The nation’s first Secretary of Homeland Security says the border can be secured using commercially available technologies, and that the Department of Homeland Security’s failed multibillion-dollar contract with Boeing Co. to build an electronic border fence ran counter to the legislation that created the DHS in the first place.

Tom Ridge, who served in that role under President George W. Bush, recently praised the Department of Homeland Security for putting an end in January to Boeing Co.’s multibillion-dollar contract for the Secure Border Initiative (SBInet). After nearly five years and $1 billion in taxpayer funding, the deal netted a mere 28-mile prototype and a 53-mile permanent segment of electronic sensors in Arizona. According to Ridge, the effort failed in large part because it did not leverage commercially available technology.

“In the enabling legislation that created the Department of Homeland Security, Congress encouraged the department to use commercial off-the-shelf technology,” said Ridge. But with SBInet, the DHS “supported a new system…on the taxpayers’ dollars,” he said. “Somebody sold them a bill of goods. Congress funded it…and failed in oversight,” said Ridge. “Boeing does great work. They didn’t do great work at the border.”

Ridge said he was genuinely surprised by Congress’ proposed 81 percent funding cuts to the DHS research and development budget, during an interview with Breaking Gov. He also expressed “outrage” over Congress’s failure to address the communication needs of first responders. But he believes new efficiencies make it possible to use commercial off-the-shelf technologies that would significantly enhance security along the southern border with Mexico and save taxpayers potentially billions of dollars.

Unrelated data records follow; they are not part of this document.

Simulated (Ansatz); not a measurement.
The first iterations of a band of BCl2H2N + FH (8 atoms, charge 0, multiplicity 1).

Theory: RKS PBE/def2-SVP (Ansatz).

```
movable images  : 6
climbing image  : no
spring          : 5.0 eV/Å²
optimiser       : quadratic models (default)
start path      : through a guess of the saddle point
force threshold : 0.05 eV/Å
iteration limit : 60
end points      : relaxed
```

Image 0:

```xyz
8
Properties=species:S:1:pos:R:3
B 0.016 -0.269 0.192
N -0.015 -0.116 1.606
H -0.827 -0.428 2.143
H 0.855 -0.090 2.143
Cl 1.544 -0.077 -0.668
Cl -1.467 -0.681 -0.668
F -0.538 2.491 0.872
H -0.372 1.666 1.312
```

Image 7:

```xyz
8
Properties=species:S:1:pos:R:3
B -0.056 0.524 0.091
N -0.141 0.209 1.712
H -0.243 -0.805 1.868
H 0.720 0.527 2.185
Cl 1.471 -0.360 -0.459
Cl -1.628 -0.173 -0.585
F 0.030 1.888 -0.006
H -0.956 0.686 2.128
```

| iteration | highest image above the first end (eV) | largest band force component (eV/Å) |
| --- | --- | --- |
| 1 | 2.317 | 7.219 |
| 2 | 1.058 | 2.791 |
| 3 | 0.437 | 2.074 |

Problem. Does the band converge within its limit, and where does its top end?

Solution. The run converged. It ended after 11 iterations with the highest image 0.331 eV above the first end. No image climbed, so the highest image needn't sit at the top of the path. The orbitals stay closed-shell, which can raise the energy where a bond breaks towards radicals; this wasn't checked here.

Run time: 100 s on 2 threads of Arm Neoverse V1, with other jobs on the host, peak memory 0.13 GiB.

“Today, I believe that I could pull together a system of engineers and security personnel from Customs and Border Protection, and some people from the military, and we could…re-engineer the process, build it quicker, a heck of a lot cheaper and substantially reduce the risk,” said Ridge.

Ridge now leads Washington, D.C.-based security consulting firm Ridge Global, which provides a wide range of security advice to government and industry clients around the world. But the former Homeland Security secretary has also been a central supporter during the last three years of small business and innovation contests designed to identify cutting-edge technologies and get them to market faster. He also was recently appointed to lead the U.S. Chamber of Commerce’s National Security Task Force. It has been this private-sector work that, ironically, has given Ridge greater insight into commercially available technology for homeland security.

“If you’re willing to accept the fact that no matter what kind of system you put up there it’s not going to be fail-safe, then why don’t you get some people who understand systems and take what we know has worked… build a strategy and tactical platform around it, [and] put it in?” With that approach, said Ridge, “you embed it quicker and it’s billions of dollars cheaper.”

For Ridge, one tried and true system that should be used more aggressively along the border is unmanned aerial vehicles, or UAVs.

“We know UAVs are working pretty well in Afghanistan and Iraq, and we know surveillance [systems] work and sensors work,” he said. Putting the right commercial technologies in place to support a ramped-up UAV effort, along with additional surveillance and sensor systems, would enable DHS to, in Ridge’s words, “triangulate and integrate” real-time data about illegal border crossings and threats.

“But if Congress wants to spend billions of dollars more on some elaborate new technology, never tested before and when is finally constructed and tested failed miserably” then, said Ridge, they will have to accept the responsibility for allowing taxpayer funds to be used in such a fashion, as happened in the SBInet contract awarded to Boeing.

But nothing is without risk, acknowledged Ridge. If Congress encourages the secretary and the DHS to use off-the-shelf technology as they did in the enabling legislation that created the DHS, then “they have to accept that there will be a little risk,” said Ridge. “We have to accept it. It’s all about managing the risk. Even in tight budget times, there are ways you can enhance security” with commercial technology.